Optionally consider node not healthy if it is not on the latest timeline (#892)

The latest timeline is calculated from the `/history` key in DCS. In case there is no such key or it contains some garbage we consider the node healthy. Closes https://github.com/zalando/patroni/issues/890
2026-01-27 10:20:10 +00:00 · 2019-01-15 11:16:30 +01:00
parent cf34fb3934
commit 71dae6a905
7 changed files with 65 additions and 14 deletions
--- a/docs/dynamic_configuration.rst
+++ b/docs/dynamic_configuration.rst
@@ -76,6 +76,7 @@ Also, the following Patroni configuration options can be changed only dynamicall
 - loop_wait: 10
 - retry_timeouts: 10
 - maximum_lag_on_failover: 1048576
+- check_timeline: false
 - postgresql.use_slots: true

 Upon changing these options, Patroni will read the relevant section of the configuration stored in DCS and change its
--- a/docs/replication_modes.rst
+++ b/docs/replication_modes.rst
@@ -13,6 +13,8 @@ In asynchronous mode the cluster is allowed to lose some committed transactions

 The amount of transactions that can be lost is controlled via ``maximum_lag_on_failover`` parameter. Because the primary transaction log position is not sampled in real time, in reality the amount of lost data on failover is worst case bounded by  ``maximum_lag_on_failover`` bytes of transaction log plus the amount that is written in the last ``ttl`` seconds (``loop_wait``/2 seconds in the average case). However typical steady state replication delay is well under a second.

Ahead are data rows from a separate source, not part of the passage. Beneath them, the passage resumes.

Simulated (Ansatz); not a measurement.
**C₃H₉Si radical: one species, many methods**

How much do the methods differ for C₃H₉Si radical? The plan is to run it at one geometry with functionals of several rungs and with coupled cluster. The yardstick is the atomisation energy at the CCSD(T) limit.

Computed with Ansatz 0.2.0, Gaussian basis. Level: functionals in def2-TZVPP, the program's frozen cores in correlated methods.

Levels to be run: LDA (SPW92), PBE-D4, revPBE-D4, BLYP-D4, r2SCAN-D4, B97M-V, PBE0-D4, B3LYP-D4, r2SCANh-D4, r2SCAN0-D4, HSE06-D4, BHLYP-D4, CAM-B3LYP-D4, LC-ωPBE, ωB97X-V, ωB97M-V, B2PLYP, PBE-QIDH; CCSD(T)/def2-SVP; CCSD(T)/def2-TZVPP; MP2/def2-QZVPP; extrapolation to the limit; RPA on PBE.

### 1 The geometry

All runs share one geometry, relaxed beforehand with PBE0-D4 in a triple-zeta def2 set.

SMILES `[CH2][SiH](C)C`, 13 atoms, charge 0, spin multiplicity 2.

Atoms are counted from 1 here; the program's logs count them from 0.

+By default, when running leader elections, Patroni does not take into account the current timeline of replicas, what in some cases could be undesirable behavior. You can prevent the node not having the same timeline as a former master become the new leader by changing the value of ``check_timeline`` parameter to ``true``.
+
 PostgreSQL synchronous replication
 ----------------------------------

--- a/patroni/config.py
+++ b/patroni/config.py
@@ -43,6 +43,7 @@ class Config(object):
    __DEFAULT_CONFIG = {
        'ttl': 30, 'loop_wait': 10, 'retry_timeout': 10,
        'maximum_lag_on_failover': 1048576,
+        'check_timeline': False,
        'master_start_timeout': 300,
        'synchronous_mode': False,
        'synchronous_mode_strict': False,
@@ -355,7 +356,7 @@ class Config(object):
            'scope',
            'retry_timeout',
            'synchronous_mode',
-            'maximum_lag_on_failover'
+            'synchronous_mode_strict',
        )

        pg_config.update({p: config[p] for p in updated_fields if p in config})
--- a/patroni/dcs/init.py
+++ b/patroni/dcs/init.py
@@ -368,7 +368,7 @@ class SyncState(namedtuple('SyncState', 'index,leader,sync_standby')):
        return name is not None and name in (self.leader, self.sync_standby)


-class TimelineHistory(namedtuple('TimelineHistory', 'index,lines')):
+class TimelineHistory(namedtuple('TimelineHistory', 'index,value,lines')):
    """Object representing timeline history file"""

    @staticmethod
@@ -384,7 +384,7 @@ class TimelineHistory(namedtuple('TimelineHistory', 'index,lines')):
            lines = None
        if not isinstance(lines, list):
            lines = []
-        return TimelineHistory(index, lines)
+        return TimelineHistory(index, value, lines)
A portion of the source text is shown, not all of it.